[Date Prev][Date Next][Thread Prev][Thread Next][Date Index][Thread Index]
Re: Question about REAP state transition (draft-ietf-shim6-failure-detection-09)
On 12 dec 2007, at 17:15, Alberto García wrote:
First, my understanding of the specification is that Probe Exploring
messages do not carry neither "probe received information source
address"
nor "probe received information destination address", etc.

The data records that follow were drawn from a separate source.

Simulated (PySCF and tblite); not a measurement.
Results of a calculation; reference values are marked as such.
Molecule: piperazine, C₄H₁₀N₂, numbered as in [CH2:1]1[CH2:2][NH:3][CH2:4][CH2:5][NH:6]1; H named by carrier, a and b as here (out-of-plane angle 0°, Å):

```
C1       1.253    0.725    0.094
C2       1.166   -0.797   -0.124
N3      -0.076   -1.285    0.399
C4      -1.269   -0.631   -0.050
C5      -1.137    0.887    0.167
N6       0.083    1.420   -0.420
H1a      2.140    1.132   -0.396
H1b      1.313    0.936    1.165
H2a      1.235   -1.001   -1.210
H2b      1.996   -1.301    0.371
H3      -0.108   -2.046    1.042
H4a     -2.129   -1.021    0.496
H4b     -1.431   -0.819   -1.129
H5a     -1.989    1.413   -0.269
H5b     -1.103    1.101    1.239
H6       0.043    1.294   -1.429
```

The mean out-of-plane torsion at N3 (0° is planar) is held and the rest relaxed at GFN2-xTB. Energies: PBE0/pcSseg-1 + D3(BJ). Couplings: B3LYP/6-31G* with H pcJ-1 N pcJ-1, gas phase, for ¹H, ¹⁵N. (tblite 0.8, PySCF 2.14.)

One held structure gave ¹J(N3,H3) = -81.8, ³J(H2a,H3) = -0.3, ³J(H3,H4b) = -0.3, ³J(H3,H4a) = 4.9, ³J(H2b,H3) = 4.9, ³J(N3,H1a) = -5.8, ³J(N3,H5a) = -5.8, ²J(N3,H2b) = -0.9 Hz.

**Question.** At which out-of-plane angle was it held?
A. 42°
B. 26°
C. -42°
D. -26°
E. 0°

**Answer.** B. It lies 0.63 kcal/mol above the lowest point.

In the specification it's required for probe packets to contain the
source and destination addresses that are used to send the current
probe as well as "probe nonce" and "probe data" fields. It is allowed,
but not required, for a probe to also contain the source/dest/nonce/
data values from probes that were sent earlier. The reason to include
this is because that way, the receiver knows which address pair
combinations were tried by the sender in previous packets, and if the
probes with those address pairs didn't make it to the receiver, that's
a hint that those address pairs won't work in the opposite direction
either.
It's also allowed but not required to copy back the source/dest/nonce/
data fields from one or more received probes. This tells the receiver
which probes it sent previously were successful so it can select a
working address pair. Without this information, it's probably hard for
a receiver to draw definitive conclusions about which address pairs
work.
Would you say that we should require that at least the set of source/
dest/nonce/data fields from the last successfully received probe is
included in outgoing probes?
If this is true, I wonder if it is possible that the exploration
process
could not find two valid unidirectional paths (on each direction)
even if
they exist. Suppose that a node A in Exploring state receives a Probe
Exploring, so it moves to Inbound_OK.
Ok.
For the next Probes it sends, it
includes the information about the valid locators for its incoming
paths (B
to A), but it is not able to find a working path from A to B for
some time.
Hm, if there is a unidirectional path, wouldn't A find it at some point?
And if A inclues source/dest/nonce/data fields from B's probe then B
knows which address pair from B to A works, so both unidirectional
paths will be found.
The trouble would be when A doesn't include information from pobes it
received from B, so that by the time that B sees a successful packet
from A, B has already moved on to a new pair so both ends think there
is working connectivity but there is only connectivity from A to B but
not from B to A.
In B, the Retransmission Timer of B expires because a valid path
from A to B
was not found, so B starts testing other paths that are not working.
Retransmission timer = a new probe is sent? Note that we don't
explicitly use this terminology in REAP. Think of each probe as a new
probe without relationship to earlier ones.
Then, A
stops receiving data from B, so the Send timer expires (I don't find
any
reason why all the possible paths should be explored in less than Send
Timeout time, so A could not test all possible paths from A to B in
this
time).
The Send Timeout keeps track of when to send a keepalive. This is part
of the failure detection mechanism, which runs when data is flowing.
Only when there has been no incoming traffic (but there is outgoing
traffic) the reachability exploration procedure is started, which
doesn't use the Send Timeout. In practice, data traffic will continue
to be generated concurrently with the reachability exploration, but
the two types of packets don't interact.
Then, A falls to the Exploring state, and (in the supposition of the
previous paragraph) forgets about the working path from B to A.
A host should only enter the Exploring state when it has been sending
outgoing packets but isn't seeing incoming packets. So it SHOULD be
impossible to get into the Exploring state when there is working
reachability in both directions.
May be now A
sends a probe to B through a working path. but in B happens the same
(it
tries now with different paths from B to A that are no valid, so A
tries
another paths from A to B abandoning the good one...). In this case,
two
valid unidirectional paths existed, one from A to B, and other from
B to A,
but the protocol could not find them, because they not were known at
the
same time by both nodes.
I'm missing something?
I'm thinking something like this could happen if one end doesn't copy
back the other's probe information, but not in any other circumstance.